February, 2022
Lincoln — In early 2020, the Nebraska Environmental Trust (NET) board, a state agency, took several unusual actions that caught my attention.
The board was preparing to make millions of dollars of infrastructure grants to for-profit companies in the ethanol industry, violating statutory prohibitions. The board was coming up with the funds by cancelling grants for conservation easements, a proper, popular, and traditionally funded purpose. It was proceeding to do this with fewer votes than necessary under its own bylaws. According to a newspaper account, one of the board members cautioned his colleagues about private communications among board members prior to the vote, raising a possibility that these actions were being taken in violation of the state's open meetings laws.
Those four red flags made me think back to my own work in Nebraska government many years ago, which involved making certain all payments that went through the fiscal machinery of the state were properly vetted, through the pre-audit process. I wondered if in 2020 there were still such checks and balances, given recent, multiple findings of mismanagement in state government. No one I talked to had any confidence that these grants would be stopped, as the board's plan clearly was developed with the governor's imprimatur. His department heads and appointees were pushing it; he had previously replaced a board member to get another vote on the board against conservation easements, which he openly and vociferously opposed.
That left a lawsuit by citizens and taxpayers as the only remedy. W. Don Nelson, a friend and colleague of mine for many years and former publisher of the conservation-oriented, good government newspaper Prairie Fire, came to the same conclusion. Together, we filed a lawsuit in 2020 against the Trust board.
From the outset, I was also concerned that the proposal looked like a pay-to-play arrangement, at least with the ethanol industry and perhaps with opponents of conservation easements. Ethanol interests had made large political contributions to the governor's campaign fund and would, under these grants to the ethanol industry, be getting back their investments many times over.
I contacted the Nebraska Accountability and Disclosure Commission (NADC) to ask if Nebraska law requires disclosures in cases like this, which give the appearance of pay-to-play, especially since the political contributions continued well after the 2018 elections. The answer: yes, if in doubt, public officials are required to make potential conflicts-of-interest filings for the commission to review. There had been no filings, however, despite two five-figure ethanol industry contributions to the governor during the very time he and his appointees on the Trust board were developing their proposal for millions of dollars in grants to the ethanol industry at the expense of NET conservation grants.

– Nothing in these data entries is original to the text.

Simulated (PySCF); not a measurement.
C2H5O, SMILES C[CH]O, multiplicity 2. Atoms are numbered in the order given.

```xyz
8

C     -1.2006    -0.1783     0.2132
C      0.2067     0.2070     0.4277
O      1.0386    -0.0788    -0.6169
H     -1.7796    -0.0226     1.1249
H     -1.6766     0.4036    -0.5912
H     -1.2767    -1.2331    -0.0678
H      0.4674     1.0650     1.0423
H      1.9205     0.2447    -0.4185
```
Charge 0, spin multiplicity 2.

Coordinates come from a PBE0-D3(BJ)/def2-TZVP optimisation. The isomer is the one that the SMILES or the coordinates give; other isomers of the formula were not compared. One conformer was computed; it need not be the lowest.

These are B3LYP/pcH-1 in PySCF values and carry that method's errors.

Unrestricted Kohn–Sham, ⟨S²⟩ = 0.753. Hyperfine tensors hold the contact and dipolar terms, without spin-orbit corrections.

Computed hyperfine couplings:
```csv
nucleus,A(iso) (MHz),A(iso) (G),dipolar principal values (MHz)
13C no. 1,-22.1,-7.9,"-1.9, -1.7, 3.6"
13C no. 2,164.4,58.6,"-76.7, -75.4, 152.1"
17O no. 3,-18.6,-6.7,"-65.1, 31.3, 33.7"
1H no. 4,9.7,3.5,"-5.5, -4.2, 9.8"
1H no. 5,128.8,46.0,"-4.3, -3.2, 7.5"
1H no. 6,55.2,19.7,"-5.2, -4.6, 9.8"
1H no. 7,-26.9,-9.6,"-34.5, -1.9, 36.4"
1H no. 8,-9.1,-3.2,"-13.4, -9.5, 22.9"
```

By 2021, the lawsuit proceeded to a stage in which depositions and discovery could soon be taking place, to determine where the ethanol grant proposal had come from and how much it had been discussed by the Trust board and others privately, before the public became aware of it. Because the proposal had been advanced most prominently by Jim Macy, director of the Nebraska Department of Environment and Energy, he would have been a primary focus.
His department, however, became embroiled in 2021 in a massive environmental catastrophe involving pesticide-treated grain at the AltEn ethanol plant in Mead. The Trust board quickly and quietly dropped the ethanol grant proposal — bad optics was likely a factor — but in so doing it prevented us from getting to the bottom of who and what was behind the proposal.
Dropping the ethanol grant proposal also deflected obvious questions as to why the NDEE director had been spending his time advancing ethanol industry interests rather than properly regulating them. And AltEn was an unmitigated environmental disaster involving not only NDEE's failure to protect the public, but failures by other agencies represented on the Trust board as well. Steven Wellman, the director of the Department of Agriculture, and Gary Anthone, director of Public Health, both had separate regulatory authority over AltEn but did little to explore how their respective departments could face up honestly to the dimensions of the disaster.
Because the Trust board had dropped the ethanol grant proposal, we had our day in court only on questions of board compliance with its own bylaws and with the state's Open Meetings Act. When the judge's rulings soon pointed toward our ultimate victory at trial, settlement talks began. When the board finally demonstrated it would henceforth follow the rule of law procedurally, we settled for reimbursement of attorneys fees pertaining to those issues.
Although the lawsuit succeeded in that it stopped the illegal ethanol grants, enforced the Trust board's compliance with the Open Meetings Act, and required reimbursement of attorney's fees in settlement, it did not resolve the question of why it took citizen action to bring this about. Citizens should not have to step into the breach to see that state government functions properly.
Going forward, the success of the lawsuit should encourage others to do the same to protect public interests and enforce the rule of law. Ideally, agencies will take note before that becomes necessary.
In other words, Trust board members got caught. Will they now go straight?
There's not much indication that they will. A dark cloud hangs over Nebraska state government in that no parties so far have acknowledged an understanding that they must be held accountable for the lows to which the state has sunk both substantively and procedurally in these matters of public health and protection of our natural resources.
Moreover, it is not encouraging that bills have been introduced in the legislature to place even more state government boards under greater control by the governor. It is likewise not encouraging that there have been no investigations of linkages between political contributions and favorable government treatment of the industries from which they came, both in terms of look-the-other-way regulation and outright paybacks in subsidies. The NDAC's growing reputation as toothless seems well-deserved.
Finally, there has been no adequate explanation as to why state agencies have repeatedly tried to excuse themselves from responsibility for an environmental disaster by claiming lack of authority, only to find they indeed had the authority because their own records show they actually, affirmatively permitted it all to happen. Conversely, the very same agencies had no hesitation to grasp at expansive authority in the contemporaneous scheme to fund millions in ethanol grants from termination of conservation grants.
The hypothesis waiting to be investigated is that the state agencies have all along been oriented toward reciprocating political favors, rather than doing the job expected and required of them by citizens and taxpayers, under law.